Something I can't explain results in duplicate copies of images

I’m working with a hosted site that is missing some images.

one of the missinge images, taken from a former revision of a post, points to https://aws1.discourse-cdn.com/business7/uploads/harness/original/2X/1/16d12d54b3b4ae7aabc8a93417570bce0984e3c9.png

It appears that the image in in S3 but not in the Uploads table. Before I have been able to re-add images in a new post to have a new upload record created, which fixes all of the posts using that image when they are rebaked.

I first tried pasting in the URL hoping that Discourse would download the image and create an upload record, but it didn’t, so I uploaded it via the browser, but the new image is different and gets this URL: https://aws1.discourse-cdn.com/business7/uploads/harness/original/2X/d/d59e3eccc6d9d038b6fae8910e787e851c8714de.png (there is a chance that I reversed which image was which).

Also there is the question of how the records are missing from the Uploads table in the first place. I’m working with another formerly-hosted site, which is also missing a bunch of images from the Uploads table. This might deserve a second topic, but it might be related. For a bunch of those images, I was able to find them in S3, download them, and create a new Upload record like this:

  sha1= Upload.sha1_from_short_url(short_url)
  extension = short_url.split(".").last
  upload = Upload.find_by(sha1: sha1) 
  prefix = "url for the s3 bucket"
  if !upload
    # try to find it in s3
    one = sha1[0]
    two=sha1[1]
    url_link = "#{prefix}/#{one}/#{two}/#{sha1}.#{extension}"
    puts "URL: #{url_link}"
    url = URI.parse(url_link)
    full_filename = url_link.gsub(remove_url,"/shared/uploads/default/")
    filename = "/tmp/#{File.basename(url_link.gsub(remove_url,"/shared/uploads/default/"))}"
    dirname = File.dirname(filename)
    unless File.directory?(dirname)
      FileUtils.mkdir_p(dirname)
    end
    File.open(filename, "w") do |file|
      Net::HTTP.start(url.host) do |http|
        resp = http.get(url.path)
        open(file, "wb") do |file|
          file.write(resp.body)
        end
      end
    end
      # make upload for file
   ...

It looks like this method will fix about 25% of the affected posts on the other site.

I don’t quite understand how the title of this topic related to the rest of it.

The original you linked is a 14Kb PNG. An image of such small size won’t trigger the client side image optimization routine.

Then I’m all the more confused how the same image is generating two different SHA1’s/paths?

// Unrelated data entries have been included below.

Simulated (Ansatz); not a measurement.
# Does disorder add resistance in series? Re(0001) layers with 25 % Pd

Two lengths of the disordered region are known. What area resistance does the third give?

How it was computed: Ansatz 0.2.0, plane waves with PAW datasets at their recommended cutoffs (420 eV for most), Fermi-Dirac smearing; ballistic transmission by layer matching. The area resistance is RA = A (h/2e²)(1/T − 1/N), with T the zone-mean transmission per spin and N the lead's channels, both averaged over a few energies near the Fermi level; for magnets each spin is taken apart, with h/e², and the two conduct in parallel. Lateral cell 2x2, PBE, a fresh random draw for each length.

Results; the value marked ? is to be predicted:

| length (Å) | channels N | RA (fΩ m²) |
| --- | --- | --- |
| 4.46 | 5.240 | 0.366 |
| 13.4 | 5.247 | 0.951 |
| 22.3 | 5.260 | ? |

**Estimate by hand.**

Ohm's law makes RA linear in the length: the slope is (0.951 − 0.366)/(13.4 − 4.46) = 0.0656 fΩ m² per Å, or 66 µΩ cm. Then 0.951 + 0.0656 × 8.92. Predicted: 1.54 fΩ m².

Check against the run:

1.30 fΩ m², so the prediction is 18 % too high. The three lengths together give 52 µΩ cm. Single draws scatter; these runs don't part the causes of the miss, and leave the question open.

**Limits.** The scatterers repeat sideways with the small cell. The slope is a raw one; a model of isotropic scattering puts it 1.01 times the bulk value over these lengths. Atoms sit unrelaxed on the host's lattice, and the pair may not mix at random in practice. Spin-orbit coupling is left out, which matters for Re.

I downloaded the image from the one bucket and uploaded it via the browser and it generated a second copy of the same image with a different filename. The two files are different; If it didn’t get changed by the browser on upload, then I don’t know what else could have changed it.

Oh. Perhaps the image in the bucket has been changed from the original image that was uploaded, so it is different from the original image. So what would need to happen is to download the original image rather than . . . no. original is in the path.